First, while we don't require that things will go to CRAN, we have similar requirements that the package should pass R CMD CHECK tests on CI across platforms. That this would require setting organizing the package to usuable "standalone", without the pixi or micromamba, following R package conventions for including compiled code. As far as I can tell from browsing around your repositories, this is is doable with some reorganization but involve different build tooling that you have been using.

Secondly, I note that there are not a lot of functions in this package, given that the bulk of the development action is in readCon and potlib, and they are mostly for visualization. Straight visualization tools are out of scope for us unless they are part of the statistical EDA. The readCon package is a more straightforward fit, in that it is for "parsing scientific data types and outputs from scientific equipment", under our data extraction category. Looking at both, I think it would make sense to fold these R packages together.
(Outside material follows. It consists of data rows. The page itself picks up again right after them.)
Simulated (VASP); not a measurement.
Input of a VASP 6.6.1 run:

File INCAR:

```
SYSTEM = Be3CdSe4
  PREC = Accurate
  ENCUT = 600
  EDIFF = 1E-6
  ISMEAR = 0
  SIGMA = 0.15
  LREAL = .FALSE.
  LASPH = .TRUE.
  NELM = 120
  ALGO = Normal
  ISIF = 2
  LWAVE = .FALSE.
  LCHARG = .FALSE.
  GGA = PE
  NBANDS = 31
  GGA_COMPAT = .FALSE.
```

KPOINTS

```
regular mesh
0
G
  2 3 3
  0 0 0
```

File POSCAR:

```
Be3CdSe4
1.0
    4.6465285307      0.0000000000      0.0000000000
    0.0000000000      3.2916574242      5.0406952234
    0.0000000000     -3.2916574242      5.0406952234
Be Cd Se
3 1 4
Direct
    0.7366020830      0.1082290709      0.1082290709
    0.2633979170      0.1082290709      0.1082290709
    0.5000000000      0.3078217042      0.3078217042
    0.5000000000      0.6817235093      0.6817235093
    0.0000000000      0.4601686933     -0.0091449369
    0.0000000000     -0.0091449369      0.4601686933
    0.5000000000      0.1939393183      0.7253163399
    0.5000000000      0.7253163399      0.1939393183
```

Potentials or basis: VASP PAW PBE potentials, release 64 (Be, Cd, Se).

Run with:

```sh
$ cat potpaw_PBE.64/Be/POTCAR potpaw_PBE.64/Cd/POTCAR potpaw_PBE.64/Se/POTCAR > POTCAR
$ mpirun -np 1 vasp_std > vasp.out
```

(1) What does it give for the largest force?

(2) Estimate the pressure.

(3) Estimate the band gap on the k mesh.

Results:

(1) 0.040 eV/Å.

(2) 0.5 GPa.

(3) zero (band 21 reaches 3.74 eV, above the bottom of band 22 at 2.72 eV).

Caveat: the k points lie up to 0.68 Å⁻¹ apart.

Finally, I see that you've put a good bit of the development effort into the CLI, rather than R interface, for these functions. There isn't a lot of convention in this area, so I'd anticipate a good bit of discussion from reviewers about the best way to organize this. I'd encourage you to look at how it is done in these examples: https://github.com/eddelbuettel/littler/tree/master/inst/examples

So in summary - cuh2vizR is an edge case, but readConR or a combination of the two fits into our scope, and we'd be happy to review it if it can meet our testing and CI requirements.

[HaoZeke]

Thank you for the detailed comments (and prompt response!). I will address each in order

Hello @HaoZeke, thank you for your submission! This is an interesting case. We are certainly interested in supporting tools of materials science and physical chemistry tools.

First, while we don't require that things will go to CRAN, we have similar requirements that the package should pass R CMD CHECK tests on CI across platforms. That this would require setting organizing the package to usuable "standalone", without the pixi or micromamba, following R package conventions for including compiled code. As far as I can tell from browsing around your repositories, this is is doable with some reorganization but involve different build tooling that you have been using.

I think that makes sense, especially readCon, will need to think a bit about potlib. pixi and micromamba are essentially helpers, without which the user must have the required libraries system wide.

Secondly, I note that there are not a lot of functions in this package, given that the bulk of the development action is in readCon and potlib, and they are mostly for visualization. Straight visualization tools are out of scope for us unless they are part of the statistical EDA. The readCon package is a more straightforward fit, in that it is for "parsing scientific data types and outputs from scientific equipment", under our data extraction category. Looking at both, I think it would make sense to fold these R packages together.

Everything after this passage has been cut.